A talk by the third recipient of the Zahedi Family Fellowship, Bita Mousavi. This event was organized on December 7, 2023.

The 1960s were a period of both crisis—oil gluts, inflation, depleting foreign reserves—and state centralization for Iran. Using the papers of former Foreign Minister and Iranian Ambassador to the UK and US Ardeshir Zahedi, Bita Mousavi follows Iran’s negotiations with oil companies and their governments to show how Pahlavi officials seized on the disruptions of the decade to expand state power through development. By insisting on development, a Cold-War imperative demanding astronomical state expenditure, they countered the efforts of oil companies to suppress national pricing and production. In the process of arguing for increased oil revenues, which Iran insisted it needed not for “Cadillacs or castles” but building the nation, petrostates like it spearheaded the movement for sovereign rights over natural resources. Yet as this story illustrates, even as the Pahlavi state asserted its sovereignty, Iran’s economy remained tied to an international system of extraction and its financial institutions.
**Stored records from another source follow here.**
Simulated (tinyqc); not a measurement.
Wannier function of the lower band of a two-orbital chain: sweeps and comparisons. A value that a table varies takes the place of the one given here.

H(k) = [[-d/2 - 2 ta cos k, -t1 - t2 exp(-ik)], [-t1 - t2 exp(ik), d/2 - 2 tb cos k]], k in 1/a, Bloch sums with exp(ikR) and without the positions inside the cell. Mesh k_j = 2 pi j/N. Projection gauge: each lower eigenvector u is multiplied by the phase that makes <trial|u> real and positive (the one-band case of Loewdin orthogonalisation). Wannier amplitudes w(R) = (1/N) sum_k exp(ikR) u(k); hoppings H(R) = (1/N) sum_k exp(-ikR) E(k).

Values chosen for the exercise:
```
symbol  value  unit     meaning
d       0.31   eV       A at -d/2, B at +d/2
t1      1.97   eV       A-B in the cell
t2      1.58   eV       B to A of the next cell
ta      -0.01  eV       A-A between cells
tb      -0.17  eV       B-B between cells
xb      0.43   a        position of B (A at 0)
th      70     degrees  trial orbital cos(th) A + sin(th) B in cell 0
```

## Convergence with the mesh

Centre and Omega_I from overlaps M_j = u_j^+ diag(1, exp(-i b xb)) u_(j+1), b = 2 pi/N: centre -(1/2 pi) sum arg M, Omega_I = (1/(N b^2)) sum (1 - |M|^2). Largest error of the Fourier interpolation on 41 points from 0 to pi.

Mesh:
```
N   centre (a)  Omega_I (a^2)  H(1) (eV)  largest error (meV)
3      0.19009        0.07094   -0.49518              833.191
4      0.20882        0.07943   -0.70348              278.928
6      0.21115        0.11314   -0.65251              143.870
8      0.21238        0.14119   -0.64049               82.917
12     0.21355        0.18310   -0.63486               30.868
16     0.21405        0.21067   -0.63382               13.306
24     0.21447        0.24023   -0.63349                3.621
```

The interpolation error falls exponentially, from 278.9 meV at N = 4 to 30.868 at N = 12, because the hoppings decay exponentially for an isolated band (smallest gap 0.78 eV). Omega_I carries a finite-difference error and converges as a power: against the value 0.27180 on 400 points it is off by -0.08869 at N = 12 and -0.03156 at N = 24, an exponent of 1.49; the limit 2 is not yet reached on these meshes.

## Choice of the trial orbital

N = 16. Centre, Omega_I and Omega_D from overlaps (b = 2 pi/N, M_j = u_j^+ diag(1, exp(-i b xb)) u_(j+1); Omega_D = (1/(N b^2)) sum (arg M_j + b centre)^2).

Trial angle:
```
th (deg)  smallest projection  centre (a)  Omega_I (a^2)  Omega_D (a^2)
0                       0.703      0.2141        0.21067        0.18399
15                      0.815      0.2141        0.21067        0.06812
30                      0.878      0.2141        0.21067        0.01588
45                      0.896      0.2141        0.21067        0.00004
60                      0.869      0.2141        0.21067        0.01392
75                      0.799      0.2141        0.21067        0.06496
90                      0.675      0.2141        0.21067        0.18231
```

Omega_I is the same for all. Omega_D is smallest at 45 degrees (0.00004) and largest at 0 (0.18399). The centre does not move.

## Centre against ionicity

Bita Mousavi is a PhD Candidate in History and Middle Eastern and Islamic Studies at New York University. Her dissertation, “The Parasitic State: Nature, Wealth, and the Iranian Nation, 1900-1990,” builds on studies of state power in oil states like Venezuela, Nigeria, and Saudi Arabia to argue that Iran’s position as a petrostate, where wealth derives from the international consumption of its mineral riches, has produced both claims and objections to political power rooted in the state’s management and allocation of natural resources.